We will use the Ecole-provided set cover instance generator.

In [2]:
instances = ecole.instance.SetCoverGenerator(n_rows=500, n_cols=1000, density=0.05)

The explore-then-strong-branch scheme described in the paper is not implemented by default in Ecole, but we can easily write this branching rule in python, which showcasees the flexibility of the library.

In [3]:
class ExploreThenStrongBranch:
    def __init__(self, expert_probability):
        self.expert_probability = expert_probability
        self.pseudocosts_function = ecole.observation.Pseudocosts()
        self.strong_branching_function = ecole.observation.StrongBranchingScores()
    
    def before_reset(self, model):
        self.pseudocosts_function.before_reset(model)
        self.strong_branching_function.before_reset(model)
    
    def extract(self, model, done):
        probabilities = [1-self.expert_probability, self.expert_probability]
        expert_chosen = bool(np.random.choice(np.arange(2), p=probabilities))
        if expert_chosen:
            return (self.strong_branching_function.extract(model, done), True)
        else:
            return (self.pseudocosts_function.extract(model, done), False)

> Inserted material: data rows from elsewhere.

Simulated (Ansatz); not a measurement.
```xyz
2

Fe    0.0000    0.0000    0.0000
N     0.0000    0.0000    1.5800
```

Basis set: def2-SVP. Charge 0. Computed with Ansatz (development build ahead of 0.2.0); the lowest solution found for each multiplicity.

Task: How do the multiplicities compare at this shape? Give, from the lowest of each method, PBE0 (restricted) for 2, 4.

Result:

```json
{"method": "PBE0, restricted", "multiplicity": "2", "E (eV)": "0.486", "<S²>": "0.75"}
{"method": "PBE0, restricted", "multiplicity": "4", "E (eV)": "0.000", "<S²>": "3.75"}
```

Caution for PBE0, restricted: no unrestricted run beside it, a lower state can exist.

We can now create the environment with the correct parameters (no restarts, 1h time limit, 5% expert sampling probability).

In [4]:
scip_parameters = {'separating/maxrounds': 0, 'presolving/maxrestarts': 0, 'limits/time': 3600}
env = ecole.environment.Branching(observation_function=(ExploreThenStrongBranch(expert_probability=0.05), 
                                                        ecole.observation.NodeBipartite()), 
                                  scip_params=scip_parameters)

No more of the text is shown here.